Radio B92 was founded in May, 1989, as an experimental youth station. It began broadcasting in Belgrade on a fifteen-day license. The station quickly grew into an institution with a broad range of activities. While the radio broadcast a mix of news, culture, entertainment and talk shows to the Belgrade audience, B92 also established a film and television production division, a publishing house, an Internet provider, a music label and its own alternative cultural centre, Cinema Rex.

By its tenth anniversary, in 1999, Radio B92 was the highest-rating radio station in Belgrade. The station’s news program also provided the core current affairs programming for the radio network of the Association of Independent Electronic Media (ANEM), a consortium of more than thirty independent broadcasters throughout Yugoslavia.

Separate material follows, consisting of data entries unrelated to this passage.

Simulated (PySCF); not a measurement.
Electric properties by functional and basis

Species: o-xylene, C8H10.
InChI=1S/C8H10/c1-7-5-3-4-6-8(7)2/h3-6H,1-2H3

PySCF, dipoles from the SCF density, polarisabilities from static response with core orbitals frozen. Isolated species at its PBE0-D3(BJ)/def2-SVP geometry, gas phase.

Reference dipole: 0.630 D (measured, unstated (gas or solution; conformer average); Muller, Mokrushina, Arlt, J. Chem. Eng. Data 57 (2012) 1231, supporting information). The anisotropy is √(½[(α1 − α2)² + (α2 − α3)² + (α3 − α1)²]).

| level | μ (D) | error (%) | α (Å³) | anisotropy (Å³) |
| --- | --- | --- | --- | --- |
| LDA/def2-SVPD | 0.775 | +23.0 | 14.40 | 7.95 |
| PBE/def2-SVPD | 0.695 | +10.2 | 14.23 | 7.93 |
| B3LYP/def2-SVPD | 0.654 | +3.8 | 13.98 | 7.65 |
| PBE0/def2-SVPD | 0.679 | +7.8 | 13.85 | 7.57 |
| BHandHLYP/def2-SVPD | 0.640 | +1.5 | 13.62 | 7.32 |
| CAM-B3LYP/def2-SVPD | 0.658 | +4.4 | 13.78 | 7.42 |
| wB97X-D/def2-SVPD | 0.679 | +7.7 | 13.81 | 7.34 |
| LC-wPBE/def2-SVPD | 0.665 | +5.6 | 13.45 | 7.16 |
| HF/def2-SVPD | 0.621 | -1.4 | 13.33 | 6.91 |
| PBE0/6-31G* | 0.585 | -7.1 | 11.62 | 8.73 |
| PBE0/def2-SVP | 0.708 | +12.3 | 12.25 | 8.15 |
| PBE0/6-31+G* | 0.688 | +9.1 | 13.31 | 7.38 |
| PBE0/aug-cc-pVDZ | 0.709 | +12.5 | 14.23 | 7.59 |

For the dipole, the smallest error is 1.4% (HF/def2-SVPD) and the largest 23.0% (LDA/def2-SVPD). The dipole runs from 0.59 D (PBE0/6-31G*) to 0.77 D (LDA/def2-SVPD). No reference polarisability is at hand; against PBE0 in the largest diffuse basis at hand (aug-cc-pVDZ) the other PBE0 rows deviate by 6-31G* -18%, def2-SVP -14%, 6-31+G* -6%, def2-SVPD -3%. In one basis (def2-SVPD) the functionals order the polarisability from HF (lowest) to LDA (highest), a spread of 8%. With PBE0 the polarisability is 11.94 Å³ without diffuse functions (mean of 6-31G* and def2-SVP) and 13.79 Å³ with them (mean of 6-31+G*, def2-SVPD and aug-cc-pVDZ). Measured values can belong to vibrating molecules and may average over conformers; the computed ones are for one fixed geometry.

Radio B92 was shut down a number of times during the Miloševic era. The first two bans were imposed after the station’s full and frank reporting of mass demonstrations against the government and both were lifted within days in response to massive pressure from the domestic public and the international community.

On the day NATO began bombing Belgrade in 1999, Radio B92 shut down again, but continued to produce programs which were broadcast over the Internet and through the ANEM network. Nine days later a government-backed group seized control of the station’s premises and those of ANEM.

Not one of the station’s employees agreed to work for the new, Miloševic-friendly management. Instead they regrouped, fighting a rearguard action in private homes. In this way the B92 team kept up its flow of information through an Internet server in Amsterdam. Many of the company’s journalists continued to work, now as Belgrade correspondents for those member stations of the ANEM network which had managed to escape the wartime suppression of independent media.

In August 1999, the original B92 team, which had survived the months of war intact, returned to the air as Radio B2-92, on a frequency leased from Belgrade’s Studio B. By the end of 1999, Radio B2-92 had restored its full program schedule and the television and film division had again begun producing current affairs programs, covering news in the capital for the ANEM Television Network.

At the same time, the Radio B92 team and ANEM conducted a free media campaign, coordinating media and civil activities to defend the independent media from the ever more harsh interference of the Miloševic government.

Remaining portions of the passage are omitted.